During the climactic action scene that dominates the third act of this, the eighth film in the Naruto franchise, the cavalry arrives to help our loveable hero, evening what were until then impossible odds. Naruto is delighted and relieved, but takes a moment to reflect on the betrayal he felt. So wait, he ought to have said – you had me arrested, made to feel abandoned by those I loved, stripped naked and humiliated, beaten and put into the hands of those you knew were going to kill me, and who many, many times before you arrived could have done so if they got their act together instead of faffing about pretending to be a harsh prison regime, then allowed dozens and dozens of the prison’s inmates to die with no chance of miraculous resurrection – just so you could make a flashy entrance at this point? You had enough intel to send Naruto in blind and were mobilising a small army of ninja from two different villages, which meant any fears over a declaration of war were unavoidable once the invasion force landed anyway, yet you didn’t just dispense with the pointless deception and creeping around and just invade/send in a competent investigation force or inspector? Then stuck on a final scene just to highlight how this didn’t work?
Yes,
I respect the Pierrot team for trying to make a Naruto film with a
slightly different tone to it than usual, but this one was just poorly
thought-through. On the surface it flows like a decent prison drama, but its
twists are just poorly thought-through and full of holes. When a Naruto
lookalike makes several assassination attempts, he becomes a wanted man –
despite Naruto’s very first episode establishing that taking on the
appearance of another is an incredibly basic skill. Naruto is locked up in a
wooden box and carted off to a prison, where a fire jutsu seals his
chakra and subjugates him. He is toldhis only hope of release is a request from
his village, but none comes, and his spirit is broken with solitary confinement
and strip-searches (not sure if that scene was supposed to be comic, with
Japanese attitudes to nudity after all very different from Western ones, but
personally I found it rather chilling). It soon becomes clear, however, that
there is more to the prison, and a rumour of a box that grants any wish that
the Raikage had been talking about in the opening scene just happens to tie in.

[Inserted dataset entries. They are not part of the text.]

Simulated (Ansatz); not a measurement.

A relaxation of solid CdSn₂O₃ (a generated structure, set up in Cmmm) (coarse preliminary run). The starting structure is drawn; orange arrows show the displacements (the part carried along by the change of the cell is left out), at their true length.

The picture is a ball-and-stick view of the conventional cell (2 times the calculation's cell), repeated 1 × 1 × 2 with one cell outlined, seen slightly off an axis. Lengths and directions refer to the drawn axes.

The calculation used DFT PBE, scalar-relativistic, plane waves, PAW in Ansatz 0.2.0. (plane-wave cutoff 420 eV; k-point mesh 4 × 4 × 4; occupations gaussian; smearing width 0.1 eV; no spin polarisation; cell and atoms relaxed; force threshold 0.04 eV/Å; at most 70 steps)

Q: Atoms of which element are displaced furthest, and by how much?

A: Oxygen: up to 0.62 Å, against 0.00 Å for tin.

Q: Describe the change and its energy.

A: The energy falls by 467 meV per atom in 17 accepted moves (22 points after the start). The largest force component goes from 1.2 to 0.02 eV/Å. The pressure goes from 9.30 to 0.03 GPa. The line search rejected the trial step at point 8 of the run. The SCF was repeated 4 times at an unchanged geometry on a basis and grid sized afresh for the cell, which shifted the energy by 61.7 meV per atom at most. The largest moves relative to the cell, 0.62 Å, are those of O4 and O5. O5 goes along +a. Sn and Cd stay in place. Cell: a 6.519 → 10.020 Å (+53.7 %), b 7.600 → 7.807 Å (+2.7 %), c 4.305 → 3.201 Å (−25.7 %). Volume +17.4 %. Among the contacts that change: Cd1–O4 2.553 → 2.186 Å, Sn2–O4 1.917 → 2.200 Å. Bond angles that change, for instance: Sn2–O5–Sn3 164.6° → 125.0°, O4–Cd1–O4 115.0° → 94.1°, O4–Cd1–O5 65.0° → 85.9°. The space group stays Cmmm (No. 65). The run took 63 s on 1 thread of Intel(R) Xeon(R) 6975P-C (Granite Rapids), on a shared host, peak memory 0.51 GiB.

A mysterious girl helps Naruto, with her flashback mentioning a jutsu that
sacrifices her life marking her as deus ex machina material very early on, and
he tries his best to escape the blood prison.
But
then he is used as a sacrifice to awaken the (giant) box, which grants the bad
guy’s wish – not for power, as his Ancient Spirits of Evil From Thundercats masters had expected, but for his dead son back. But the son has changed, and
soon transforms into a huge ridiculous mind-reading monster, and it’s up to
Naruto and co to stop its rampage.
There
are very many questions – why did the actually-not-so-bad-guy wait so long
before using Naruto for the purpose he was meant? Is the blame for the son’s
new nature based on the evil of the box (in which case why is it shown as
justified to kill him when he was finally depowered?), or his own grudges (in
which case what was all that about him being corrupted, and why did Naruto’s
speeches not fix him, as per usual?)? Were the rescue squad lurking there for
days, or did they just happen to arrive when they did, and if so, what if
Naruto was already dead, as he was very likely to be?
Of
course, it doesn’t really benefit anyone to overthink a Naruto movie,
which I have also said of previous films in the series. But I thought this
might have been Naruto’s The Hell Verse, darker and more mature
than the other films and much better for it – but of course The Hell Verse was
made with the input of the mangaka, and that was not the case here (though on
the strength of recent chapters that may not be such a bad thing). I think I’ll
have to wait for the feature-length tie-in for HunterXHunter with input
from Togashi himself for another Jump film that impresses me.
And the fact is that with the manga constantly drawing only cringes from me and the anime now dozens of episodes ahead of where I am, my enthusiasm for Naruto is all but gone. Much as it’s hated, I’m going to stick it out until the end, but it’s certainly a very long way from being a series I enjoy watching very week these days…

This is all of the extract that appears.